Oh nice, an article about my native language on HN's front page.
Currently living in Germany I actually find our approach to special characters really elegant. I was surprised how much different are German (and French) keyboards.
I wonder whether these different layouts can affect for example your programming prowess.
It definitely affects the learning curve. Have a look at the Czech keyboard layout; when I first started learning that language I ended up using the Compose key. Why on Earth would you put diacritics on numerical keys without any kind of logical mapping? At least Polish is 100% logical in this regard (except AltGr-X, but that was unavoidable).
The Russian keyboard layout is similarly annoying as the keys are simply not where you expect them. On most systems you can install a phonetic keyboard driver and kinda roll with it - that is, until you have to use a real Russian keyboard, at which point you have to re-learn from scratch.

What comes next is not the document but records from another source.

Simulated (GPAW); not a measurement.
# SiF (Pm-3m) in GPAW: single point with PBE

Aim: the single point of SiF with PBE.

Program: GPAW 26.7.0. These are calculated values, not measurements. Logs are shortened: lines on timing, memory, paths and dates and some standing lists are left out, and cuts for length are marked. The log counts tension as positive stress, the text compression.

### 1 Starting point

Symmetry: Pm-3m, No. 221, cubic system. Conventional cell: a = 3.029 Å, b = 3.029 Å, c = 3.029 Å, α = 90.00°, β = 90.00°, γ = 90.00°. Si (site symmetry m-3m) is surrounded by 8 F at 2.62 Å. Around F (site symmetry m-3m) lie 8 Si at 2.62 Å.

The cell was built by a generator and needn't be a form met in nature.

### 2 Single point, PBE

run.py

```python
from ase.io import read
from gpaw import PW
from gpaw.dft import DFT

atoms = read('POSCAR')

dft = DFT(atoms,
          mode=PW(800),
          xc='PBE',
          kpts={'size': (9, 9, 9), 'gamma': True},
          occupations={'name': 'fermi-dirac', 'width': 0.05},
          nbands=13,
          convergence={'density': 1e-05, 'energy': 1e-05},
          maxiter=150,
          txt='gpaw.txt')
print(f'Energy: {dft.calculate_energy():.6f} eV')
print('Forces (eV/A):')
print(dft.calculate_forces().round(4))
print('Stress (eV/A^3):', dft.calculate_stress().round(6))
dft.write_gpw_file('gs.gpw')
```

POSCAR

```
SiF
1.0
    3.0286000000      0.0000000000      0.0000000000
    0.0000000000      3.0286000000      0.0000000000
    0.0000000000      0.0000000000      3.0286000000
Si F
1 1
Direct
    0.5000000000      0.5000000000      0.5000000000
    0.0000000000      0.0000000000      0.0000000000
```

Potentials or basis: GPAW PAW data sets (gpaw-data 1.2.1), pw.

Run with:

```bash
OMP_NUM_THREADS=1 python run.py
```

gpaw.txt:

Oh, and don't get me started on AZERTY and QWERTZ. What were they thinking?!
The point is that on some layouts you can start typing right away; on other, you have to jump through hoops and get frustrated. Not that we can do anything about it now. Historical reasons.
I find the polish programmer layout very intuitive. National layouts for languages using latin alphabet are often failed customizations of design already not optimal and nightmare for foreigner. Italian - need tilde character? sorry. German - dedicated key for each umlaut and brackets cluttered under 7 - 0. French - AZERTY? really?
Currently living in Germany I actually find our approach to special characters really elegant. I was surprised how much different are German (and French) keyboards.
I wonder whether these different layouts can affect for example your programming prowess.